Monday, Aug. 02, 1948

Homecoming

Congress came back this week to do something about the "emergency" Harry Truman had proclaimed--and its opening day was like a college homecoming. Democrats, Republicans and Dixiecrats all seemed delighted to be back. Senators spent more time in back-slapping and handshaking than they did in actual session (11 minutes). In the House, the boys seemed no less glad to see each other.

But behind these smiling faces and smitten backs were sullen tempers that threatened to ignite a partisan hotfoot and turn the session into a bitter political battlefield (see cut). Southern Senators had agreed on the strategy to be used against any civil-rights program--Harry Truman's or the Republicans': filibuster at the first show of a bill. Most Republicans, taking their cue from noncommittal Tom Dewey, were waiting for the reaction to Harry Truman's message to Congress; but among them there was also heady talk of forcing a swift adjournment.

Congress knew just about what to expect from the President. He had worked all week on his message, brushing up its language during a weekend cruise on the Potomac. The speech would go back over most of the same ground he had already covered at Philadelphia (TIME, July 26): federal aid to education, an increased minimum wage, a civil-rights program. Two added starters: approval of the international wheat agreement and the $65 million loan to build U.N.'s permanent headquarters.

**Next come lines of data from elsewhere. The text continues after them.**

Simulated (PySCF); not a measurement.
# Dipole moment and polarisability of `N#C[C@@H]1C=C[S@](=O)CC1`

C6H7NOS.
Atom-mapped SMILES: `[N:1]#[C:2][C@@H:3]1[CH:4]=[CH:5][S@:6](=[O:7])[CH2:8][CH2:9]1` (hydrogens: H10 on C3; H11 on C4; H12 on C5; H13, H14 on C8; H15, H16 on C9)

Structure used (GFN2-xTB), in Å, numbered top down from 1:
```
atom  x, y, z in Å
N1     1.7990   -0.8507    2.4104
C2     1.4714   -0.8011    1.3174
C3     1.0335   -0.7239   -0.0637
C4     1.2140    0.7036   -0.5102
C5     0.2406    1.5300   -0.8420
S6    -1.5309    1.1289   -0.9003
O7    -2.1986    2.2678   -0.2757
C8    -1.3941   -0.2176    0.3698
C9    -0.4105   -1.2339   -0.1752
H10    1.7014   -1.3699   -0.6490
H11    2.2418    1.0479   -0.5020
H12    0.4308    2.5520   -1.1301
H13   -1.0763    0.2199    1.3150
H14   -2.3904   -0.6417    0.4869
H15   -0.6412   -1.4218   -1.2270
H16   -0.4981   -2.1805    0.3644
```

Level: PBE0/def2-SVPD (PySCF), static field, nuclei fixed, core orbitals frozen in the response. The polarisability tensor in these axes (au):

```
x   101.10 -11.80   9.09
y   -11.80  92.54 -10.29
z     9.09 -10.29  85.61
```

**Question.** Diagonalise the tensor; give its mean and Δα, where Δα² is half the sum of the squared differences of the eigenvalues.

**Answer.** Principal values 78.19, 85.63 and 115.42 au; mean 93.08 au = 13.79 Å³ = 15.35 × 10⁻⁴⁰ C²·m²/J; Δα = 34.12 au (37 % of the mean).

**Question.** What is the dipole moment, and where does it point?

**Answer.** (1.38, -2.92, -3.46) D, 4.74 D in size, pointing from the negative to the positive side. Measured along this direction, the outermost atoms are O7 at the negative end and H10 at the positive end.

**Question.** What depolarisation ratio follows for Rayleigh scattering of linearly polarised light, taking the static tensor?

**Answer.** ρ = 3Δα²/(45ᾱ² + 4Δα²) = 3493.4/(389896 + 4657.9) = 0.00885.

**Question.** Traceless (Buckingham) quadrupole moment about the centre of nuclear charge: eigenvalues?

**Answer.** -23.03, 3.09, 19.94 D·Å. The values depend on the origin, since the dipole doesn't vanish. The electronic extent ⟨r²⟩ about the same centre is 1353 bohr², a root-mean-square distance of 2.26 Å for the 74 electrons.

The 'big unknown was the anti-inflation section. But Harry Truman was going to wade right into two of the hottest issues of the campaign: housing and high prices. His message asked for passage of the Taft-Ellender-Wagner bill and most of the ten-point anti-inflation program he had put before Congress last fall, including standby authority to ration and control the prices of scarce commodities "which vitally affect . . . health and welfare."

Said the message: "High prices are not taking 'time-off' for the election. High prices are not waiting until the next session of the Congress . . . Eight months more of inflation will be too long."